Generally speaking, the Hindu god and goddess Shiva and Shakti are perceived as separate and distinct. However, in Tantra, even in the process of evolution, Reality remains pure consciousness, pure being and pure bliss, and Tantra denies neither the act nor the fact of this process. In fact, Tantra affirms that both the world-process itself, and the individual jiva, are themselves Real. In this respect, Tantra distinguishes itself both from pure dualism and from the qualified non-dualism of Vedanta.[23]
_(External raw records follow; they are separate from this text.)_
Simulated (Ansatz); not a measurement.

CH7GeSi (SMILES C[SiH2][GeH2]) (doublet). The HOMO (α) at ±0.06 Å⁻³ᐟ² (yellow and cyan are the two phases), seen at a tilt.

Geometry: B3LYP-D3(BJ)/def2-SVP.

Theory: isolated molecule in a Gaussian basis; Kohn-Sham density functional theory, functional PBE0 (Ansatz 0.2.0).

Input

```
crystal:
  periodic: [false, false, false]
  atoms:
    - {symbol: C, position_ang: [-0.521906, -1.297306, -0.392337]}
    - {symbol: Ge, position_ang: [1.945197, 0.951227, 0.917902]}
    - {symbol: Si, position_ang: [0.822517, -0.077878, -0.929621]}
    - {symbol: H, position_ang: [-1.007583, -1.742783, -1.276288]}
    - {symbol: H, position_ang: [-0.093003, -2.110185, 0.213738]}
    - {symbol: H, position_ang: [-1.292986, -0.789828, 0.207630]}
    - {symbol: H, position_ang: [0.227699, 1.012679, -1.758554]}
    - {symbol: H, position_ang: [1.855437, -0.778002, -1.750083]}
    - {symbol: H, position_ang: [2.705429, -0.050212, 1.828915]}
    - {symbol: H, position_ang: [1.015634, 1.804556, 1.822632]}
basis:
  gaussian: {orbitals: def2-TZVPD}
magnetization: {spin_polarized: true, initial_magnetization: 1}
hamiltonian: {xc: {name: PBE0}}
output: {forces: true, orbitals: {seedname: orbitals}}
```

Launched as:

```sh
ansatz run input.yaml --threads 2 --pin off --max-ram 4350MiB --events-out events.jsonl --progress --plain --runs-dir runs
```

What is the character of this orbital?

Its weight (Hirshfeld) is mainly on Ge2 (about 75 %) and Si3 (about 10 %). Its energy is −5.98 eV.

Evolution, or the "outgoing current," is only half of the functioning of Maya. Involution, or the "return current," takes the jiva back towards the source, or the root of Reality, revealing the infinite. Tantra is understood to teach the method of changing the "outgoing current" into the "return current," transforming the fetters created by Maya into that which "releases" or "liberates." This view underscores two maxims of Tantra: "One must rise by that by which one falls," and "the very poison that kills becomes the elixir of life when used by the wise."[23]

The method

The Tantric aim is to sublimate rather than to negate relative reality. This process of sublimation consists of three phases: purification, elevation, and the "reaffirmation of identity on the plane of pure consciousness."[23] The methods employed by Dakshinachara (right-hand path) interpretations of Tantra are very different from the methods used in the pursuit of the Vamachara (left-hand path).

Ritual practices

Because of the wide range of communities covered by the term tantra, it is challenging and problematic to describe tantric practices definitively. Avalon (1918) does provide a useful dichotomy of the "Ordinary Ritual" [24] and the "Secret Ritual".[25]

Ordinary ritual

The ordinary ritual or puja may include any of the following elements:

Mantra and yantra

As in other Hindu and Buddhist yoga traditions, mantra and yantra play an important role in Tantra. The mantra and yantra are instruments to invoke specific Hindu deities such as Shiva, Shakti, or Kali. Similarly, puja may involve focusing on a yantra or mandala associated with a deity.[26]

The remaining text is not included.